Monday, December 7, 2009

Going the Distance - Chapter 6

This series was originally posted on In Tandem, a blog for ministry wives. 

Chapter 6 - Anger: Using it constructively

That's not a chapter heading you normally read! But, it's a helpful chapter.

Brain points out why anger is a problem for ministers - 1) ministers (and Christians generally) are not meant to be angry and 2) ministry can be a source of much frustration (eg. expectations, community status or lack of, and the voluntary nature of church leadership can place large stresses on a minister).

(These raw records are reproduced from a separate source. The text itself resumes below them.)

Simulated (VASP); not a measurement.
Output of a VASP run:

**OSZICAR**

Interestingly Brain notes that Hart observed that pastors "are amongst the angriest group of people he works with" (p84). What I find interesting about this statement is a there is a companion to it I heard some years ago - that minister's wives are also one of the angriest groups of people around. They bear the same burdens as their minister husbands, and in addition, they bear the weight of people complaining to them about it. And, I think, as many of us would be willing to admit, women do (generally) take things a little more personally, so personal attack or criticism of our husbands makes us rise up like protective lionesses (same as we do with criticism of our children).

Well then, anger can be a problem for everyone - so the question is, what to do about it?

Brain suggests that anger needs to be understood, acknowledged and then dealt with. We must take care not to allow anger to be expressed in sinful ways (eg. Eph 4:31) - either in anger turned outwards (rage, slander) or turned inwards (malice, bitterness). He says the key here is also in Ephesians, 4:32 - 'Be kind and compassionate to one another, forgiving each other, just as in Christ God forgave you.' So Brain notes that there are two things from this verse which can help us:
- kindness and tenderheartedness will remind me to be self-controlled, so that I can understand why you too might be angry
- God's forgiveness of me through Christ will alert me to the fact that, if you have wronged me, forgiveness, not anger, should be my response to you. (p87)
Brain does make a distinction between anger as a feeling, and anger as behaviour: like an alarm signal that prompts us to make a choice as to how we will behave or respond. We need to have in place ways of knowing what the appropriate choice of behaviour is to be... Here is the place for self-control. To be able to identify and then think carefully about the reason for anger is essential. (p91)
He goes on to show how forgiveness plays a key role here:
"Forgiveness is surrendering my right to hurt you back if you hurt me." As such it "is the antidote to anger. There is no other satisfactory solution to our urge to take revenge." (quoting Hart, p93)
Brain goes on to make some helpful comments about the realities of forgiveness, which are worth reading. He says that forgiveness is a choice, which has to be confirmed consistently - the idea of 'forgive and forget' is rarely helpful or possible. He suggests three attitudes and actions which are involved in forgiveness:
- I will not raise the matter again
- I will not tell others about it
- I will not dwell on it myself (p95)
I found these very helpful personally. With these guides in our minds, we are preventing from mentioning things again and again, and continually thinking about the issues that caused the original anger.

He ends the chapter with some helpful comments on the benefits of anger. It teaches us to trust God, to realise we face situations under God rather than as God, we mature with the proper management of anger, and that we can use good management of anger as a witness to others. I know this to be true in parenting as well. My actions when angry speak volumes - and when I control it well and express it with self-control, my children also learn how to express their anger better.

Some things to think about:

  1. Do you struggle with anger?
  2. How do you generally express your anger?
  3. What could you do better in managing your anger?
  4. Do you need to forgive anyone at the moment?